South Carolina has seen a lot of devastation by weather in the past year. I expect storm damage to be a primary budget focus for lawmakers next year, even after some have said that the state’s most critical funding issue is the Retirement System’s $21 billion unfunded liability.
Photos of caved in roads, a specter of last year’s flooding devastation across wide swaths of the state, filled the state Transportation Department’s Twitter page today as the agency goes into cleanup mode following Hurricane Matthew.
Entire sections of Florence County roads have been washed away like they were never there, reminding me of downed trees and power lines after Hugo struck the Florence neighborhood where I lived as a little girl in 1989.
My heart goes out to those along the coast–from the Caribbean to the Carolinas–who have lost homes, businesses and loved ones.
It’s been one year and one week since South Carolina’s historic flood. Here’s an excerpt from The Carolina Ledger, published last week as we braced for Hurricane Matthew–
The devastation of the last year’s historic October 4 flood is still fresh in our minds as South Carolina braces for the Category 4 Hurricane Matthew. The effects of the storm are expected to be felt along the Southeastern coast this weekend.
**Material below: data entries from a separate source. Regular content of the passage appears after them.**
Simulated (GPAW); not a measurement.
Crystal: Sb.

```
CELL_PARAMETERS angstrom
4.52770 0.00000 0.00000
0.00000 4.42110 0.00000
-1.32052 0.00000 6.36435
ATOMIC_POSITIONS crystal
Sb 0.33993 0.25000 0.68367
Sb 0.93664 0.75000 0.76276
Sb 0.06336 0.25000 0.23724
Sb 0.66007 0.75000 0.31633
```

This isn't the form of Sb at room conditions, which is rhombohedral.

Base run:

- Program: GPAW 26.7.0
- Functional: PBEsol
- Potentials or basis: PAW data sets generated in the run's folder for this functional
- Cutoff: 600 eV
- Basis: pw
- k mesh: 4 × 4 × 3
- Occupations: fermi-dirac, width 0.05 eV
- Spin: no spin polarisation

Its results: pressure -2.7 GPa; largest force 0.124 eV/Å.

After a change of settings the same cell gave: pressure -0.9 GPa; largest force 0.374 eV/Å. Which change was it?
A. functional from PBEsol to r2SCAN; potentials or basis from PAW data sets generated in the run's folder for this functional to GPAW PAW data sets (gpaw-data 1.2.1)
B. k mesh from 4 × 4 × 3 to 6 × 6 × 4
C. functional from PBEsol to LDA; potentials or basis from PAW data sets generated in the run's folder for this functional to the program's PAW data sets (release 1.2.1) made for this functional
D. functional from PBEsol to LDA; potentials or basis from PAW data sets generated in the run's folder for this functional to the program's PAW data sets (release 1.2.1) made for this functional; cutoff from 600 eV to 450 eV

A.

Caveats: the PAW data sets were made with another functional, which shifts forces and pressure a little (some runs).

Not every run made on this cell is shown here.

I remember the night before the flood perfectly. I stopped by the coffee counter at Columbia’s Whole Foods on Devine St. for a smoothie late that Saturday night, while my husband picked up a few supplies for a lazy dinner.
It had been raining outside, but the weather was unassuming, offering no hint of impending calamity. The man at the counter said officials were warning residents of anticipated heavy rainfall. I dismissed what I thought was mindless chit chat about the weather.